Question

If tan A + cot A = 2, then the value of tan⁴ A + cot⁴ A =

• A. 2
• B. 1
• C. 4
• D. 5

Answer 1

The Correct Option is A

Given tan A + cot A = 2. Since \(\cot A = \frac{1}{\tan A}\), we can rewrite the given equation as: \(\tan A + \frac{1}{\tan A} = 2\)

Let \(x = \tan A\). 

Then \(x + \frac{1}{x} = 2\). 

Multiplying by \(x\) gives \(x^2 + 1 = 2x\), or \(x^2 - 2x + 1 = 0\). 

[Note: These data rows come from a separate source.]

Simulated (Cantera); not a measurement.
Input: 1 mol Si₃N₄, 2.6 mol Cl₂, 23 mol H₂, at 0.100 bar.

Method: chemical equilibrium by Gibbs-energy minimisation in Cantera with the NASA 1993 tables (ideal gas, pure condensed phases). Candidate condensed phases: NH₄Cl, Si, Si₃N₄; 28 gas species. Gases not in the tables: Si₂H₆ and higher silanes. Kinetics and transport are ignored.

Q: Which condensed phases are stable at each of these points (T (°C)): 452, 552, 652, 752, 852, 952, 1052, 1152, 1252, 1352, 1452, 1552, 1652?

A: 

This factors as \((x-1)^2 = 0\), so \(x=1\). Thus, \(\tan A = 1\), which implies \(\cot A = \frac{1}{\tan A} = 1\).

Now, tan⁴ A + cot⁴ A = 1⁴ + 1⁴ = 1 + 1 = 2.

Answer: (A) 2

Answer 2

We are given:

$$ \tan A + \cot A = \tan A + \frac{1}{\tan A} = 2. $$

Let $ x = \tan A $. Then:

$$ x + \frac{1}{x} = 2 \implies x^2 - 2x + 1 = 0 \implies (x - 1)^2 = 0 \implies x = 1. $$

Thus, $ \tan A = 1 $ and $ \cot A = \frac{1}{\tan A} = 1 $. 

Now calculate $ \tan^4 A + \cot^4 A $:

$$ \tan^4 A + \cot^4 A = 1^4 + 1^4 = 1 + 1 = 2. $$